Predicate Simplification - Advanced SQL Engine - Teradata Database

SQL Request and Transaction Processing

Product
Advanced SQL Engine
Teradata Database
Release Number
17.10
Published
July 2021
Language
English (United States)
Last Update
2021-07-28
dita:mapPath
uqf1592445067244.ditamap
dita:ditavalPath
uqf1592445067244.ditaval
dita:id
B035-1142
lifecycle
previous
Product Category
Teradata Vantage™

Predicate simplification is a part of the query rewrite system that transforms a query into an equivalent form, but one that is simpler and more amenable to query optimization. Several of the key categories of predicate simplification are outlined in this section.

Satisfiability and Transitive Closure

The SAT-TC (SATisfiability-Transitive Closure) rewrite analyzes a set of predicates to determine if either of the following can be exploited to rewrite a request:
  • A contradiction.

    A simple example is a condition like a=1 AND a=0.
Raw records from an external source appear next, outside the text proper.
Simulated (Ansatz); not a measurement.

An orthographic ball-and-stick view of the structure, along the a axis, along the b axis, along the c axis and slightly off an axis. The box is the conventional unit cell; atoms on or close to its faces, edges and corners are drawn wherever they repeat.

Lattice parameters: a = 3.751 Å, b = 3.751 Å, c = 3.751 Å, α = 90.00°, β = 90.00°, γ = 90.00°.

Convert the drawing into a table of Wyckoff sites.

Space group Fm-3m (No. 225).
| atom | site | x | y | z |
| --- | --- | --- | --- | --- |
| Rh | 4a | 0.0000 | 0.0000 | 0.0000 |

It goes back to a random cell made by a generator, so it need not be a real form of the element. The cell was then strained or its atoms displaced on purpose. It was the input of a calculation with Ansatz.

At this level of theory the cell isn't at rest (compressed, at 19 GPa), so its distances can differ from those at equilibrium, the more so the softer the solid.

  • Inferring new predicates from the existing predicate set by using transitive closure.

    For example, consider a request that specifies the predicate a=1 AND a=b. This implies that b=1, which might be useful information for rewriting or otherwise optimizing the request.

Other examples of deriving new conditions by using transitive closure include the following samples:

A=B AND A=C --> B=C
A=5 AND A=B --> B=5
A=5 AND A IS NULL --> FALSE
A=5 AND A IS NOT NULL --> A=5
X > 1 AND Y > X --> Y >= 3
X IN (1,2,3) AND Y=X --> Y IN (1,2,3)

Transitive closure is also applied in the context of extract predicates. For example, for the set of conditions {o_orderdate=‘1999-05-01’ AND EXTRACT(MONTH FROM o_orderdate)>2}, the system adds EXTRACT(MONTH FROM o_orderdate)=5 based on o_orderdate=‘1999-05-01’, which can then be used to simplify the existing EXTRACT predicate in the query.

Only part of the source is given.